In this section, we will be analyzing the data we transformed and prepared in the previous section to answer the questions pertaining to our two main objectives. First, we will try to analyze the data to answer our first objective, which is to find out which weather event types affect population health the most.

The following code segment shows us the top ten weather event types, which have been responsible for causing the most population injuries in the U.S.


injuries <- totalInjuries[order(totalInjuries$INJURIES, decreasing = T), ][1:10, ]
row.names(injuries) <- NULL
pandoc.table(injuries, style = "grid", justify = "left", caption = "Top ten weather events causing most injuries")


+-------------------+------------+
| EVTYPE            | INJURIES   |
+===================+============+
| TORNADO           | 91346      |
+-------------------+------------+
| TSTM WIND         | 6957       |
+-------------------+------------+
| FLOOD             | 6789       |
+-------------------+------------+
| EXCESSIVE HEAT    | 6525       |
+-------------------+------------+
| LIGHTNING         | 5230       |
+-------------------+------------+
| HEAT              | 2100       |
+-------------------+------------+
| ICE STORM         | 1975       |
+-------------------+------------+
| FLASH FLOOD       | 1777       |
+-------------------+------------+
| THUNDERSTORM WIND | 1488       |
+-------------------+------------+
| HAIL              | 1361       |
+-------------------+------------+

Table: Top ten weather events causing most injuries

From the above table, we see that TORNADO is the most harmful weather event causing maximum number of injuries.

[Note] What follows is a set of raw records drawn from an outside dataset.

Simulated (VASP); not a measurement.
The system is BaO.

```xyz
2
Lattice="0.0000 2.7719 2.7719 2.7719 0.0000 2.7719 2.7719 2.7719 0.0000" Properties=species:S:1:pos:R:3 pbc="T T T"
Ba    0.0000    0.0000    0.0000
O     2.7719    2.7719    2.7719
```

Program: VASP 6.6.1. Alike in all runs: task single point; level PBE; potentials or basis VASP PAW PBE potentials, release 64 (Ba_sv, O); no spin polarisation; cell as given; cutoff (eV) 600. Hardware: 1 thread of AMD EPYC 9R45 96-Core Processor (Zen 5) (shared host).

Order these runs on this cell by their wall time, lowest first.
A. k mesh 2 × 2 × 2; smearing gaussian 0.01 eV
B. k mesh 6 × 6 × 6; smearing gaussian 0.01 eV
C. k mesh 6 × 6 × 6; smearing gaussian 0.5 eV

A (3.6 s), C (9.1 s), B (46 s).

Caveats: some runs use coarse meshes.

The following code segment shows us the top ten weather event types, which have been responsible for causing the most population fatalities in the U.S.


fatalities <- totalFatalities[order(totalFatalities$FATALITIES, decreasing = T), ][1:10, ]
row.names(fatalities) <- NULL
pandoc.table(fatalities, style = "grid", justify = "left", caption = "Top ten weather events causing most fatalities")


+----------------+--------------+
| EVTYPE         | FATALITIES   |
+================+==============+
| TORNADO        | 5633         |
+----------------+--------------+
| EXCESSIVE HEAT | 1903         |
+----------------+--------------+
| FLASH FLOOD    | 978          |
+----------------+--------------+
| HEAT           | 937          |
+----------------+--------------+
| LIGHTNING      | 816          |
+----------------+--------------+
| TSTM WIND      | 504          |
+----------------+--------------+
| FLOOD          | 470          |
+----------------+--------------+
| RIP CURRENT    | 368          |
+----------------+--------------+
| HIGH WIND      | 248          |
+----------------+--------------+
| AVALANCHE      | 224          |
+----------------+--------------+

Table: Top ten weather events causing most fatalities

From the above table, we see that TORNADO is the most harmful weather event causing maximum number of injuries.


Now we combine the above two parameters, namely INJURIES and FATALITIES to also get the total damage caused by the different weather event types and sort them based on the total casualties which have been caused by the weather events and display the top ten most harmful weather event types on population health.


healthData <- aggregate(cbind(FATALITIES, INJURIES) ~ EVTYPE, data = stormDataSubset, FUN = sum)
TOTAL <- healthData$FATALITIES + healthData$INJURIES
healthData <- cbind(healthData, TOTAL)
healthData <- healthData[order(healthData$TOTAL, decreasing = T), ]
topTenHealth <- healthData[1:10, ]
row.names(topTenHealth) <- NULL
pandoc.table(topTenHealth, style = "grid", justify = "left", caption = "Top ten weather events having harmful effects on population health")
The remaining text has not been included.